Human trafficking climbs in Germany
Jorg Ziercke, the Chief Commissioner of the Federal Criminal Police Office of Germany
A top German law enforcement official has warned of a climbing number of human trafficking cases in the country with an 11-percent rise in the figure.
"Over the course of the last five years, the number of investigations has risen continuously from 317 to 534. This means an increase of 70 percent over five years and 11 percent last year alone. We attach great importance to this form of criminal activity because the human dignity of the victims is violated," said Jorg Ziercke, the Chief Commissioner of the Federal Criminal Police Office of Germany, Press TV reported Monday.
Thousands of people are illegally transported each year around the world, where they are sold as prostitutes, forced laborers and even exploited as organ donors, according to the report.
The United Nations has also expressed concerns that this modern form of slavery is one of the fastest growing criminal industries in the world.
The federal criminal investigators added on their annual report that the number of investigations related to human trafficking in Germany rose by 11 percent last year and 534 preliminary proceedings were initiated in 2009.
Most of the cases involved women forced into prostitution. The sex trade is tolerated in most cities in Germany but restricted to certain urban areas, such as industrial zones.
Most victims of forced prostitution are from eastern European countries while one in three perpetrators is a German national.
According to the annual report, the number of cases involving African mafia groups is also on the rise, with some groups trying to obtain a larger share of the lucrative criminal pie, using brutality and voodoo rituals to intimidate their victims.
"We are extremely worried because of the age pattern of the victims. Sixty-five were bellow 21 years of age. One in five was under age. Forty-one victims were even younger than 14 years of age."
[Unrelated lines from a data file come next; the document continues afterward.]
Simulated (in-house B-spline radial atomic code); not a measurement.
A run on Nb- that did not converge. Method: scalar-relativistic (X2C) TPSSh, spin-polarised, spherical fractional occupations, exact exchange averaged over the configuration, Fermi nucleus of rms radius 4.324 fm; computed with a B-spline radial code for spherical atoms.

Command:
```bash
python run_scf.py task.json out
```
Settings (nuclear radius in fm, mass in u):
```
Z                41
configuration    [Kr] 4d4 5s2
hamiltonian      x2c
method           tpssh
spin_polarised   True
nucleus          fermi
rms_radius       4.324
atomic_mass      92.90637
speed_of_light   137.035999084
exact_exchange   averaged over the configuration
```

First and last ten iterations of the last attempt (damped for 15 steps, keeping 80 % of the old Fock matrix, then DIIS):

According to a recent report, the police in Hamburg uncovered an illegal ring trafficking Russian children for German adoption. Moreover, the number of victims used as illegal organ donors is also reported to be on the rise.
Meanwhile, the non-governmental organizations want to increase their efforts to reach out to the victims who often do not trust authorities or have a complex dependency relationship with their tormentor.